Since 1983 • Cultural
Near the gardens of the Taj Mahal stands the important 16th-century Mughal monument known as the Red Fort of Agra. This powerful fortress of red sandstone encompasses, within its 2.5-km-long enclosure walls, the imperial city of the Mughal rulers. It comprises many fairy-tale palaces, such as the Jahangir Palace and the Khas Mahal, built by Shah Jahan; audience halls, such as the Diwan-i-Khas; and two very beautiful mosques.
The Red Fort and the Taj Mahal bear an exceptional and complementary testimony to a civilization which has disappeared, that of the Mogul Emperors. Agra's history goes back more than 2,500 years, but it was not until the reign of the Mughals that Agra became more than a provincial city. Humayun, son of the founder of the Mogul Empire, was offered jewellery and precious stones by the family of the Raja of Gwalior, one of them the famous Koh-i-Noor. The heyday of Agra came with the reign of Humayun's son, Akbar the Great. During his reign, the main part of the Agra Fort was built.

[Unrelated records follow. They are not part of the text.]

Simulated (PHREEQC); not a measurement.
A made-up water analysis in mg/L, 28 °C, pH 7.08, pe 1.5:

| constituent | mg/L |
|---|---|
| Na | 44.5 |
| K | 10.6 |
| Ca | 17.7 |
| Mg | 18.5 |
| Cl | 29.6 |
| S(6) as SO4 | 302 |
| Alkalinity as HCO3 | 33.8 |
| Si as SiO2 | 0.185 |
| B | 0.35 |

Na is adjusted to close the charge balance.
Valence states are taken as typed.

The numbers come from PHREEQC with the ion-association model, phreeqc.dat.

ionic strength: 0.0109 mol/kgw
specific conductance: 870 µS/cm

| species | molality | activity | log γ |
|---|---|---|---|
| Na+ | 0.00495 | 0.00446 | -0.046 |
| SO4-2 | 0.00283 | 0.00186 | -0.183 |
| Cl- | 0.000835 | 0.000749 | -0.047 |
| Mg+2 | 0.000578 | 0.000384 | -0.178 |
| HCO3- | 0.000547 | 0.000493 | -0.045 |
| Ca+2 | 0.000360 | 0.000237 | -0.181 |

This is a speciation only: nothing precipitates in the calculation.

The Red Fort of Agra is a powerful fortress founded in 1565 by the Emperor Akbar (1556-1605) on the right bank of the Yamuna; it is placed today on the north-west extremity of the Shah Jahan Gardens which surround the Taj Mahal and clearly form, with them, a monumental unity.
This bastioned fortress, with walls of red sandstone rising above a moat and interrupted by graceful curves and lofty bastions, encompasses within its enclosure walls of 2.5 km, the imperial city of the Mogul rulers. Like the Delhi Fort, that of Agra is one of the most obvious symbols of the Mogul grandeur which asserted itself under Akbar, Jahangir and Shah Jahan.
The wall has two gates, the Delhi Gate and the Amar Singh Gate. The original and grandest entrance was through the Delhi Gate, which leads to the inner portal called the Hathi Pol or Elephant Gate. But now the entrance to the fort is only through the Amar Singh Gate.
The citadel comprises a large number of fairy-like palaces: the Khas Mahal, the Shish Mahal, the octagonal tower of Muhammam Burj, as well as reception rooms: Diwan-i-Khas, built in 1637 and the many pillared Diwan-i-Am (Hall of Public Audience), constructed in 1628, under the reign of the luxury-loving Shah Jahan (1630-55). Within the palatial complex, there are two very beautiful mosques of white marble, the Moti Masjid or the Pearl Mosque, constructed in 1646-53 by Shah Jahan and the Nagina Masjid built under the reign of Aurangzeb (1658-1707).
Several of the buildings are made from pure marble with beautiful carvings; all of these monuments mark the apogee of an Indo-Muslim art strongly marked by influences from Persia which already manifested itself in Timurid art.
Emperor Shah Jahan, who built the Taj Mahal, was imprisoned by his son Aurangzeb in Agra Fort, from which he had a view of the building erected for his deceased wife. Shah Jahan is said to have died in the Musamman Burj, a tower with a beautiful marble balcony.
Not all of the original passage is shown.